Street Fighting Numerical Analysis - Part 1

Computing is a crucial part of modern applied and theoretical econometrics but most economists, myself included, have little if any formal training numerical analysis and computer science. This means that we often learn things the hard way: by making boneheaded mistakes and spending hours browsing stackoverflow to try to figure out what went wrong. In preparation for my upcoming course on Empirical Research Methods1 I’ve started trying to collect and organize the various nuggets of computational wisdom that I’ve picked up over the years. This post is the first of several that I plan to write on that theme. Its origin is an enigmatic bug that I detected in a seemingly trivial line of my R code involving rep().

Is R broken?

For no particular reason, let’s use the R function rep() to print out the string "econometrics.blog" four times:

rep("econometrics.blog", times = 4)
## [1] "econometrics.blog" "econometrics.blog" "econometrics.blog"
## [4] "econometrics.blog"

Since 0.2 multiplied by 20 equals 4, it comes no surprise that replacing times = 4 with times = 0.2 * 20 gives the same result:

rep("econometrics.blog", times = 0.2 * 20)
## [1] "econometrics.blog" "econometrics.blog" "econometrics.blog"
## [4] "econometrics.blog"

Now let’s try times = (1 - 0.8) * 20 instead. Since 0.2 equals (1 - 0.8) this couldn’t possibly make a difference, could it? Distressingly, it does: we obtain only three copies of "econometrics.blog"
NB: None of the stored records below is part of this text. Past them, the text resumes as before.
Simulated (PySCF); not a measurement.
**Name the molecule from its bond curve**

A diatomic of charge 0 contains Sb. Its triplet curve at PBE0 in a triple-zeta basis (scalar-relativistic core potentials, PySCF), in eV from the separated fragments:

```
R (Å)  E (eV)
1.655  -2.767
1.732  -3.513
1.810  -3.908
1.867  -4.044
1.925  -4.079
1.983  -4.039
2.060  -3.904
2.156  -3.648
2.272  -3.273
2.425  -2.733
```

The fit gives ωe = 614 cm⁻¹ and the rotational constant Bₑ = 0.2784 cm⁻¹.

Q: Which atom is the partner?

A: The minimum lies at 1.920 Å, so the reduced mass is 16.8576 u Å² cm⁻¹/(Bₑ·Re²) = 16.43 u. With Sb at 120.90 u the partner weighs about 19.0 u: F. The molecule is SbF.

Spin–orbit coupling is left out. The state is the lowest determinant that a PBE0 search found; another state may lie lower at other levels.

rep("econometrics.blog", times = (1 - 0.8) * 20)
## [1] "econometrics.blog" "econometrics.blog" "econometrics.blog"

What on earth is going on here? Has R made some kind of mistake? Let’s try a sanity check. First we’ll calculate (1 - 0.8) * 20 and call it x. Then we’ll check that x really does equal four:

x <- (1 - 0.8) * 20
x
## [1] 4

What a relief: surely setting times = x should give us four copies of "econometrics.blog". Alas, it does not:

rep('econometrics.blog', times = x) 
## [1] "econometrics.blog" "econometrics.blog" "econometrics.blog"

Clearly using open-source software like R is a bad idea and I should switch to STATA.2

Numeric Types in R

Because R is a dynamically-typed programming language, we can almost always ignore the question of precisely how it stores numeric values “under the hood.” In fact R has two numeric types: integer and double. Integers are rare in practice. The operator : returns an integer vector

y <- 1:5
typeof(y)
## [1] "integer"

and the length of a vector is always an integer

n <- length(y)
typeof(y)
## [1] "integer"

but nearly every other numeric value you encounter in R will be stored as a double, i.e. a double precision floating point number:

typeof(4)
## [1] "double"
typeof(4.0)
## [1] "double"
typeof(cos(0))
## [1] "double"

To force R to store a value as an integer rather than double, we can either append an L

z <- 4L
typeof(z)
## [1] "integer"

or coerce, i.e. convert, a double to an integer using as.integer()

a <- 4
typeof(a)
## [1] "double"
b <- as.integer(a)
typeof(b)
## [1] "integer"

The trade-off between integers and doubles is between precision and range. Calculations carried out with integers are always exact, but integers can only be used to represent a fairly limited number of values. Calculations with doubles, on the other hand, are not always exact, but doubles can store a much larger range of values, including decimals.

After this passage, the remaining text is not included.